Mateu Malondra’s Systematic Double Bind followed, musicians as follows: voice (Josephine Stevenson), flute (Ilze Ikse), cello (Mónica Marí), and electronics (Bages). The vocal part had me think both of Berio (post-Berberian lightness) and Stockhausen (breathing and manipulation), but they might simply have been personal points of reference. The piece emerged almost as a mini-cantata, or scena. At one point, I felt an almost Romantic (though certainly not neo-Romantic) cast to the cello line. Instrumental combinations always intrigued; the sense, again, of dramatic ‘line’ was quite compelling.
 

Rebecca Saunders is, apparently a ClapTON ensemble favourite: an excellent choice and the composer with whose work I was a little familiar. the under-side of green, for violin (Bydlowska), clarinet (Castillo), and piano (Tomeu Moll) opens with an éclat that perhaps inevitably brought Boulez to mind. A sense of pinpoint precision within sonic (post-Webern?) drama offered ample opportunity, well taken, for brilliance in performance at combining of different instrumental registers. There was a very strong impression of musical procedures working themselves out, perhaps especially in an almost toytown-like section of piano writing.
 

Yukiko Watanabe’s Mono-Dialogue III is for ‘two flautists’ (here, Zinadra Kodrič and Ilze Ikse). As a piece of performance art, it certainly made its point, the two flautists having split the flute between them. I struggled to find a great deal more behind the extended techniques, but the fault may well have been mine.  
 

Joan Bagés i Rubi’s Sobreimpression was the final work performed. Flute (Kodrič), bass clarinet (Castillo), cello (Marí), Moll (piano), and electronics (Bagés) participated in a performance that certainly had its ‘performance art’ quality but seemed to go beyond that. A multi-media element was offered by initial numbers whirling around on screen; I do not know whether they had importance beyond that, but assumed that they offered a digital shuffling of the pack, the numbers finally settling upon corresponding to the ordering of sections of the music. (I may, of course, have had that entirely wrong!) It was, at any rate, theatrical. There was, moreover, more perhaps of an ‘ensemble’, less of a ‘chamber’ sound, although the boundaries are anything but absolute, and I found a real sense of sonic art-drama upon a first hearing. Highly assured writing seemed to attract equally assured performances. For what it is worth, if anything, the number sequence was 7563142.

Friday, 19 June 2015

Spitalfields Festival: Polyphony/CLS/Layton - Haydn, J.C. Bach, Mozart, and Handel, 16 June 2015


St Leonard’s Church, Shoreditch

Haydn – Symphony no.101 in D major, ‘The Clock’
J.C. Bach – Sinfonia concertante in E-flat major, WC 41
Mozart – Symphony no.4 in D major, KV 19
Handel – ‘Dettingen’ Te Deum, HWV 263

Ashley Riches (baritone)
Polyphony
City of London Sinfonia
Stephen Layton (conductor) 
 

This final Spitalfields Festival concert promised a taste of ‘Georgian London – Global Metropolis’, each of the works being written for eighteenth-century London (well, perhaps in the case of the Mozart symphony), although at different times. There was much to enjoy, even if, as a whole, the programme worked somewhat awkwardly. I could not help but wonder if Stephen Layton would have been better off programming another choral work, and losing one or two of the orchestral pieces, since his strengths undoubtedly lie in the former realm.

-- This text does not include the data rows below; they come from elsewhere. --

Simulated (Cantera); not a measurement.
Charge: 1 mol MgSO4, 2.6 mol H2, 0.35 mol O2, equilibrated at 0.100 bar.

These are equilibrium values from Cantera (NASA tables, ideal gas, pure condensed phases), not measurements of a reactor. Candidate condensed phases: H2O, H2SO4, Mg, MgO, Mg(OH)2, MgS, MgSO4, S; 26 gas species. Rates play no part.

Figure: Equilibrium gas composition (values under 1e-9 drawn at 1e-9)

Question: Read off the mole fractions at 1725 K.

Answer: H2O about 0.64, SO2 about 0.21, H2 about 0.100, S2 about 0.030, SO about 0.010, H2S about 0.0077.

For that reason, the greatest work on the programme, Haydn’s Symphony no.101, fared least well. The first movement’s introduction had an air of mystery, albeit with decidedly low vibrato: that, despite an acoustic that ought to have alleviated the worst of ‘authenticke’ excess. That acoustic rendered the Presto exposition proper too much of a scramble, fine detail too often lost. There was little in the way of sonata form dynamism. Perhaps surprisingly, the slow movement fared better: characterful, with meaningfully darker passages well integrated. The minuet, alas, failed to smile, and its trio failed even slightly to relax. Still, the nature of the material and many of its implications were clear. The finale was certainly fast yet somehow remained ponderous; like so much of what we had heard previously, it lacked the life that great Haydn conductors such as Jochum, Klemperer, or Davis brought to this music. The City of London Sinfonia’s woodwind proved a euphonious joy throughout.


We do not hear much of Johann Christian Bach’s good-natured if somewhat interchangeable music. Layton presented an affectionate reading of this Sinfonia concertante, in which again the CLS wind proved excellent soloists indeed. The first movement was welcoming in spirit, even before the soloists entered. Shortcomings, such as they were, related more to the work itself. A siren following on from the final note offered amusement. It was a relief not to have the Larghetto taken absurdly fast, as is increasingly the norm in such music. Instead, it seemed imbued with the spirit of the outdoor serenade, even looking forward to Mozart. Much the same could be said of the closing Minuet, stylishly and warmly performed.


I am reasonably sure that this was the first time I had heard Mozart’s Fifth Symphony in concert. Layton and the CLS proved alert in the first movement, possessed of a winning, if small-scale, swagger. A sense of the exploratory was certainly apt. The slow movement might have exuded greater warmth – we felt distant indeed from Böhm and the Vienna Philharmonic – but spoke sensibly enough for itself. Youthful ebullience characterised the finale, although balances were less than ideal. It was difficult, moreover, to discern much affection for the composer and his work in Layton’s merely efficient direction.


No such reservations for Handel’s ‘Dettingen’ Te Deum. Ashley Riches and Polyphony made their mark magnificently, in vocal contributions as incisive as they were sonorous. Georgian militarism – John Brewer’s Sinews of Power – was announced loud and clear, trumpets and choir responding to and inciting one another. Handel’s borrowings amused rather than irritated. An excellent command of rhythm was proportionate with harmonic development. Expectations were aroused and fulfilled. This, at least, proved a thrilling, resoundingly musical conclusion not only to the concert but to the festival as a whole.